Proctorio failed to inform TU/e about possible leak

Proctorio informed TU/e only yesterday, just before midday on Wednesday 15 December, about a leak that gave outsiders access to students’ webcams and online accounts. The leak was discovered in June. TU/e has been using anti-cheating software Proctorio during at-home exams since March 2020. ESA director Patrick Groothuis wants to know why Proctorio didn’t report this sooner.

photo Casper Mayhoff / Shutterstock

According to the statement that was sent to TU/e at 11:52 hrs. yesterday, Proctorio was informed about the ‘vulnerability’ within its system by RTL Nieuws on June 17 of this year. RTL Nieuws had asked a group of ethical hackers to hack into Proctorio’s software. The leak was fixed on June 24, Proctorio says.

Patrick Groothuis, director of Education and Student Affairs, says that he didn’t hear anything from Proctorio about this matter in the period during which the hacking attempt and the fixing of the leak occurred. The first time he heard about this was yesterday. Groothuis: “We are in regular contact with Proctorio. We are currently discussing this issue. One of the things we want to have cleared up is why we weren’t informed sooner.”


Groothuis says that there are no signs at this point that the software’s vulnerability was actually misused and that TU/e students suffered any damage as a result. TU/e only uses Proctorio in case corona leads to capacity problems on campus and adversely affects the university’s ability to hold exams, Groothuis says. TU/e is also running small-scale pilot projects with Proctorio, he says, “for authentic assessments and selection tests, for example, or at the request of individual students in unique situations, such as for top-level student athletes.”

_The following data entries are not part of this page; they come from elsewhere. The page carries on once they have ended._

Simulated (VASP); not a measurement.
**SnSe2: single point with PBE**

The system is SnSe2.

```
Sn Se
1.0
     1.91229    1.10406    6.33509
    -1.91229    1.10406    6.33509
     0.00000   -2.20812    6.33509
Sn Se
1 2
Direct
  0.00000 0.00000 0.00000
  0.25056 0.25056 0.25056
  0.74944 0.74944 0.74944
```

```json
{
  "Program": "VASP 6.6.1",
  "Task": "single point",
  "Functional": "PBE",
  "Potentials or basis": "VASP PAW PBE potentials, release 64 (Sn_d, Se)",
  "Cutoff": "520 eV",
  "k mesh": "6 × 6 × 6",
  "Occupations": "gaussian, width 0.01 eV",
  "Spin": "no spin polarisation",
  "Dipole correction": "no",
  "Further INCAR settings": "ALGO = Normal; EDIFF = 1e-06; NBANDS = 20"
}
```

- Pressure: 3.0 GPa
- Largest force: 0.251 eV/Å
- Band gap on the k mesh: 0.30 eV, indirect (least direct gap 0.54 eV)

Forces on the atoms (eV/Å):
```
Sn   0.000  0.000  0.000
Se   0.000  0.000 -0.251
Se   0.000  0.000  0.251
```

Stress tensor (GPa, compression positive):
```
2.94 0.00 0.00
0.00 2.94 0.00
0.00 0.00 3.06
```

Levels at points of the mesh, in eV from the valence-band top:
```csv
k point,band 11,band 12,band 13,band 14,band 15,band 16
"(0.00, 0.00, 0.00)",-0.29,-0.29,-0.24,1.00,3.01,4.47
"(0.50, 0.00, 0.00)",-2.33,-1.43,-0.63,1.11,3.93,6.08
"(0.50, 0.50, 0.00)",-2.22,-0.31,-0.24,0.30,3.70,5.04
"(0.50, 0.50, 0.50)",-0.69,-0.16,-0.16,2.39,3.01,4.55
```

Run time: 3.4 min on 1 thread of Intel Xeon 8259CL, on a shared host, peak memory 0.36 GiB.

The ESA director says that he remains convinced that Proctorio is optimally secured at this point. In July of last year, Groothuis announced that TU/e will explore, in collaboration with SURF and a number of other institutions, the possibility of carrying out an audit on Proctorio’s software. Did such an audit take place?

“TU/e closely collaborates with SURF with regard to assessments,” Groothuis says. “Practically every university has been paying special attention to Proctorio’s security. The University of Amsterdam has gone through a long process in 2020 with regard to the audit in order to safeguard privacy and security. Proctorio’s Zero-Knowledge encryption was properly examined for that purpose. Proctorio was asked to conduct pen tests on both its cloud solution and its browser plug-in, and they have by now been ISO 27001 certified. SURF and TU/e continuously monitored this very closely.”